Worksheet on Logistic Regression

You can download this Jupyter notebook by clicking the download arrow at the top right, and then choosing the .ipynb file.

In this worksheet, we use logistic regression to try to distinguish between two species of iris (the flower). This is one of the classic datasets in machine learning. We will load it from vega_datasets, which you may need to install, pip install vega_datasets.

Warm-up example

Here is an example of loading the cars dataset from vega_datasets, and then plotting scatter-plots for all the pairs of numeric columns in that DataFrame.

import numpy as np
import pandas as pd
from pandas.api.types import is_numeric_dtype
import altair as alt
from vega_datasets import data
source = data.cars()
num_cols = [c for c in source.columns if is_numeric_dtype(source[c])]
num_cols
alt.Chart(source).mark_circle().encode(
    alt.X(alt.repeat("column"), type='quantitative'),
    alt.Y(alt.repeat("row"), type='quantitative'),
    color='Origin:N'
).properties(
    width=100,
    height=100
).repeat(
    row=num_cols,
    column=num_cols
)

Question 1

Make the same sort of chart with the iris dataset from vega_datasets. The grid should be 4x4.

Question 2

How many of each species of iris are included in the dataset? Compute this using value_counts.

Question 3

Get the sub-dataframe, say df_sub, where the iris species is “versicolor” or “virginica” (so the length of the DataFrame should be 100). One nice way to do this is with the isin method, which I don’t think we’ve used before. Probably a more familiar way is to use |, meaning “or”.

Question 4

Fit a LogisticRegression object to this df_sub data, using only the two predictors “sepalLength” and “petalLength” as input variables, and using “species” as the target. You don’t need to do any scaling in this case. (In this case, the units are the same on all the different columns, so it’s at least justifiable to compare them without scaling. That doesn’t mean it would be wrong to scale them.) Find the corresponding classes, coefficients, and intercept. (There should be two classes, two coefficients, and one intercept.)

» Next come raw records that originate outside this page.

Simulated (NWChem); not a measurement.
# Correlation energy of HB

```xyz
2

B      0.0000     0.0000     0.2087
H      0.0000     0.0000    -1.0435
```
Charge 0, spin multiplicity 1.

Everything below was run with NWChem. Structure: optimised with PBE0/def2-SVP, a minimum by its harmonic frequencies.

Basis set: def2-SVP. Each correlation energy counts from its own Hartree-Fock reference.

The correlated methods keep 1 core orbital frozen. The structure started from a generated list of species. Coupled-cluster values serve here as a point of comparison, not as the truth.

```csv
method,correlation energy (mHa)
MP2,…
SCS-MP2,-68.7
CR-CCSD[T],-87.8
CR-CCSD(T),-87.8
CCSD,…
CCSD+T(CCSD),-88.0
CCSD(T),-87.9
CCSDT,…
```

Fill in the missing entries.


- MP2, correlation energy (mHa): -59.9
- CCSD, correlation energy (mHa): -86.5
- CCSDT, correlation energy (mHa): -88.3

from sklearn.linear_model import LogisticRegression
clf = LogisticRegression()
predictors = ["sepalLength", "petalLength"]

Question 5

Here is an example of plotting a line on a scatter plot in Altair. The line is specified by just “connecting the dots”, in this case between (4,4) and (7,1).

Make the following changes to the plot.

  1. Change from source to df_sub, so that the “setosa” species goes away.

  2. Change the line so that it corresponds to the “decision boundary”, where our classifier says that both species are equally likely, according to the coefficients and intercept that was found above.

source = data.iris()

point_plot = alt.Chart(source).mark_circle().encode(
    x = alt.X("sepalLength",scale=alt.Scale(zero=False)),
    y = alt.Y("petalLength",scale=alt.Scale(zero=False)),
    color='species'
)

line_df = pd.DataFrame({
    'sepalLength': [4, 7],
    'petalLength': [4, 1],
})

line_plot = alt.Chart(line_df).mark_line(color= 'red').encode(
    x= 'sepalLength',
    y= 'petalLength',
)

point_plot + line_plot

Question 6

Now find the line where we predict a 90% chance of being in the versicolor species.